In the late '90s and early '00s, Brendan Fraser was as culturally ubiquitous as boy bands and low-rise jeans. Fraser had transformed his early success in films like "School Ties" and "With Honors" into a flourishing big-screen career. Throughout the '90s, the actor had a string of hits including blockbuster hit "The Mummy," the Disney romp "George of the Jungle," the quirky comedy "Bedazzled," and the endearing romcom "Blast From the Past." 

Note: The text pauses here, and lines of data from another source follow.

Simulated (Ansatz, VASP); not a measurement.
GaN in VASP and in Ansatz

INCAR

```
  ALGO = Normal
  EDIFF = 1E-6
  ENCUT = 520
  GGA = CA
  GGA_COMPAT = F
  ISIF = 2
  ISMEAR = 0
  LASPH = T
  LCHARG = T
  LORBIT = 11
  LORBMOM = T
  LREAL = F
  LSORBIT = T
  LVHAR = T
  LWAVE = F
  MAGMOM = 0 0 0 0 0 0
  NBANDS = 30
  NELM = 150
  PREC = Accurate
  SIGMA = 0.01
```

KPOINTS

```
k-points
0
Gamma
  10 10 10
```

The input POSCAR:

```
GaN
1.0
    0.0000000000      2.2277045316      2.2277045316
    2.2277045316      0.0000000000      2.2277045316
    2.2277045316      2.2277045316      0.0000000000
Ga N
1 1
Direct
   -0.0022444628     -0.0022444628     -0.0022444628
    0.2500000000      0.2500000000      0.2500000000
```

Despite all that success, after a short arc on "Scrubs" in 2002, Fraser began to recede from the spotlight. Folks had seemingly grown tired of "The Mummy" franchise, with the final installment, "The Mummy: Tomb of the Dragon," failing to impress either critics or audiences (via Rotten Tomatoes). Even Fraser's most devoted followers appeared uninterested in 2010's "Extraordinary Measures," which could have marked an important transition for the actor. The drama pulled in less than $16 million worldwide (via The Numbers), despite the fact that it co-starred Harrison Ford and was based on a compelling true story, per Decider.

Although Fraser's A-list status waned and he had only a number of smaller appearances in movies and TV throughout the '00s and 2010s (via IMDb), his welcomed and well-marketed presence in the 2015 History Channel miniseries "Texas Rising" suggested the actor was a prime example of absence making the heart grow fonder. The gritty period piece chronicles the events directly following Mexico's successful siege of The Alamo in the Texas Revolution, and as CBR.com put it, "Audiences had been starved of Fraser for so long that his reappearance on television brought eyes to the show just by virtue of him being in it." 

Texas Rising marked Fraser's return to the mainstream

In "Texas Rising," the actor plays soft-spoken, level-headed Texas Ranger Billy Anderson, father to Comanche warrior and leader Yellow Knife (John Elvis). Although Billy was created for the miniseries, Fraser's quiet and nuanced portrayal of the character allowed him to shine alongside historical figures like Bill Paxton's Sam Houston, Jeffrey Dean Morgan's Captain Smith, and Olivier Martinez's Antonio López de Santa Anna. Even in an otherwise lackluster review, The New York Times' Neil Genzlinger found Fraser's performance both charming and noteworthy, noting that his subtle provision of comic relief was "as relieving as a cool breeze on a hot Texas afternoon."

The series marked a return to mainstream productions for Fraser, who immediately went on to star in back-to-back (-to-back) dramatic TV series. Following his success on "Texas Rising," the former '90s-'00s heartthrob moved to Showtime, where he starred in creators Hagai Levi and Sarah Treem's "The Affair." The series was a hit with critics and audiences alike, boasting a whopping 86% Tomatometer rating on Rotten Tomatoes. After "The Affair," the actor helped FX's "Trust" achieve critical acclaim. 

In a review of the series, Vulture's Matt Zoller Seitz wrote of the actor's character, "I wouldn't have minded if the entire thing were told to us by Chase [sic] in Fraser's deadpan drawl." Following his portrayal of "Trust"'s charismatic chief of security Fletcher Chace, the now-resurrected talent graced Epix's successful CIA series "Condor," before moving on to the role of race-car-driver-turned-metal-robot Cliff in HBO Max's refreshing take on the superhero genre, "Doom Patrol."

In retrospect, it seems that while "The Mummy" franchise propelled Brendan Fraser to superstardom, it was the History Channel's "Texas Rising" that helped remind audiences, critics, and casting directors why he deserved to be there in the first place.